DOWN AND OUT IN AMERICA
Academy Award® Winner, Best Documentary 1986
Director Lee Grant
Cinematography Tom Hurwitz
1986 | U.S.A. | Approx. 57 min. | English
(1986, Lee Grant) Grant's exploration of homelessness, foreclosures, and food insecurity – from rural areas to inner cities – during the Reagan-era recession is more pertinent today than ever. From the heartland, where farms in Minnesota are being dismembered by local banks, through to the tent-communities of Los Angeles and welfare hotels of New York. A groundbreaking and unforgettable look at life inside an America we have been too quick to forget.
A HOPE RUNS HIGH RELEASE
Excerpt from Richard Brody's new review in The New Yorker,
“What to Stream: Three Online Releases of Movies That Would Have Come to Theatres”
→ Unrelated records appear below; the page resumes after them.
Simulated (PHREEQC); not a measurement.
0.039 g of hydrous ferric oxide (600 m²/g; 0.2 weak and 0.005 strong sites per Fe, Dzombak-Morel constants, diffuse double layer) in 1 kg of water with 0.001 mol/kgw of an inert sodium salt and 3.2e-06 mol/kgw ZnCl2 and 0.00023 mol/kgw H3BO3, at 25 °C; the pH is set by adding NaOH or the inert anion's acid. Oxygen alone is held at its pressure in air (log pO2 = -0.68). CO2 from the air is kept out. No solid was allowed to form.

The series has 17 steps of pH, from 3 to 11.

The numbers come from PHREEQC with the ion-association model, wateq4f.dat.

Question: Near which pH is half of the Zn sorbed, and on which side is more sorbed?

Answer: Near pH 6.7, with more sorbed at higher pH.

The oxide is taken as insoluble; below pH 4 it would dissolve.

What good is an Oscar? Lee Grant’s 1986 documentary feature “Down and Out in America” won one (tying with a film about the bandleader Artie Shaw), but it has remained long unavailable regardless. It came to Film Forum’s Web site on Friday, and it’s a powerful, bracing, mournful film. Specifically, its subject is the age of Ronald Reagan and the installation of a new era of calculated cruelties toward the poor and the powerless. Grant, working with the cinematographer Tom Hurwitz, visits farmers in Minnesota who are being dispossessed of their farms and their homes by banks that are engaging in predatory practices (chicanery involving the assessment of land) and, in the process, voiding the Midwest of tens of thousands of family farms to the benefit of corporate concerns. She documents their organized protests, which even garner the support of the state’s government—to no avail. She talks with unemployed people, former employees of local factories that have moved their manufacturing operations to Southern states—what’s unstated is, to states where unions are weak—or out of the country, and she observes the desolation of towns that results.
In Los Angeles, Grant films homeless people who have developed a well-organized and orderly shanty town on a vacant lot—which is visited by a police officer who’s the advance guard for a whole battalion of officers that comes by soon thereafter to evict the residents and demolish the structures. In New York, she visits formerly homeless residents of the Lower East Side who have transformed abandoned buildings into quality housing but fear their eviction by the authorities in the interest of real-estate companies. She also films outside a midtown hotel—and, unable to enter, obtains footage by way of residents’ hidden cameras—where the homeless are housed in grossly substandard conditions, at an absurdly inflated cost to the city. And, in an extended, pain-filled concluding sequence, she speaks with a young homeless couple with five young children who were burned out of their Coney Island apartment and are enduring a bureaucratic runaround and the squalor of their officially assigned hotel.
In her voice-over commentary, Grant traces the rise of unemployment and homelessness, the displacement of factories, the closing of farms, and the dispossession of city dwellers to the early nineteen-eighties, to the time of the first Reagan Administration. She makes clear that the lack of a federal policy is itself a policy, that inaction regarding the well-being of those in danger is itself a form of cruel action, that economic and social phenomena masked as in some way natural or self-generating (such as the increase in inequality and the upward transfer of wealth) are the product of politics—and that the effects of those policies is likely to be political, too. In “Down and Out in America,” the current state of American politics is seen in its first monstrous stages.